Albemarle Delegate Rob Bell says there seems to be a consensus that dating couples should have access to protective orders, regardless of marriage.
Following the death of Love in May, attention to protective order legislation intensified—particularly for individuals who are dating, but are not legally considered “family.” Huguely was arrested following Love’s death, and charged with first degree murder. However, there has been no evidence to suggest that Love, who had dated Huguely, sought a protective order against him.
Last month, the Virginia State Crime Commission met to discuss seven bills referred during the previous assembly session. On December 8, the commission resumes discussion of bills that could make protective orders available for unmarried couples and offer judges a chance to enforce them with Global Positioning Systems (GPS).
“We do have several matters being taken up by the crime commission with regards to protective orders,” says Delegate Rob Bell, R-Albemarle, who also serves as vice-chair of the commission. “Staff has come up with recommendations, but has not voted on them yet.” The General Assembly session opens January 12.
Senate Bill 208 would expand protective orders for “family abuse” to include individuals in a “substantive, intimate dating relationship”—a nebulous thing to define, although states like Arizona and Texas consider both the length and nature of the relationship.
For that matter, Senate Bill 208 makes no mention of sexual orientation, although one comparable bill does. The North Carolina General Statute on Domestic Violence, referenced in the Virginia Crime Commission’s report, explicitly defines a “personal relationship” as heterosexual. Without clarification, whether Senate Bill 208 could be read as extending protection to homosexual couples as well as heterosexual remains to be seen.

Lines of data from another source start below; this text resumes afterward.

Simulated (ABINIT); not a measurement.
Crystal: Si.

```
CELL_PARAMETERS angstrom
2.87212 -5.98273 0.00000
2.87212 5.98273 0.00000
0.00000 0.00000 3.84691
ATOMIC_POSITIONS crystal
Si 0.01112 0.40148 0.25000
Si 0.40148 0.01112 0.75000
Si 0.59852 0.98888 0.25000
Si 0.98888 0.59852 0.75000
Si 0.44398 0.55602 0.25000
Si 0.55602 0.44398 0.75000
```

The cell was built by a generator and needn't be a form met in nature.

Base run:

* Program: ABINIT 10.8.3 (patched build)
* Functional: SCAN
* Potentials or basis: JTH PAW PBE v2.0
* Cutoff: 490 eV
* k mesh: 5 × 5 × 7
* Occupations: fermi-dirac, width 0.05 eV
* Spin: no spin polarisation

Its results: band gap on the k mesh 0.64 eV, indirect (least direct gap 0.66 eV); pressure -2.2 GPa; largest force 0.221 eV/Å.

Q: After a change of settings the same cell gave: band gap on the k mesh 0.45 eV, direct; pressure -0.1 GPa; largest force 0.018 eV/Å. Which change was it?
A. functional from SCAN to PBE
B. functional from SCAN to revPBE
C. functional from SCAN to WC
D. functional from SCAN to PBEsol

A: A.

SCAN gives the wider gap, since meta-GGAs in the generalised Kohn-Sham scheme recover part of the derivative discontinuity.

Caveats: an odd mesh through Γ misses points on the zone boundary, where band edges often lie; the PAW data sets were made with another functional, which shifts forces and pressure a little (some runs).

“There does seem to be a consensus that we should make it easier for people who are not family and household members, under the current definition, to get protective orders,” says Bell. “How we do that and how we put limitations on that is still one of the issues we’re discussing.”
According to a report presented to the commission, there are roughly 15,000 final protective orders at any given time in Virginia. (“Final” protective orders may last as long as two years, and may be renewed.) Last year, 15,000 final orders were issued for family abuse, and 400 for stalking. Kristin O’Connell, a crime analyst for the Charlottesville Police Department, says city law enforcement received 376 protective orders in 2009.
Family abuse orders outnumber those for stalking more than 35 to 1, and are easier to acquire. A protective order for stalking—defined as “conduct directed at another person with the intent to place…that other person in reasonable fear of death, criminal sexual assault, or bodily injury to that other person”—requires a criminal warrant.
The Crimes Commission also discussed House Bill 164, which would allow Virginia judges to require the respondent of a protective order to wear a Global Positioning System (GPS) device, akin to those used by the state Department of Corrections to monitor high-risk sex offenders. Another proposal, House Bill 656, would force the respondent to pay for the GPS device.
“The issue,” says Charlottesville Police Lieutenant Ronnie Roberts, “is what court the cases are going to.” Busy court dockets could grow busier, and there is no language in the proposed bills to specify who would monitor GPS signals. For the current fiscal year, the city’s budget for “Court and Support Services” is $1.05 million, a slight reduction from the previous year.
Roberts says the most important enforcement tool remains early notification.
“We’ve taken a step in the next direction to protect victims of domestic violence,” says Roberts. “The cases that really raise a red flag for me are the ones where the victim of the case never calls.”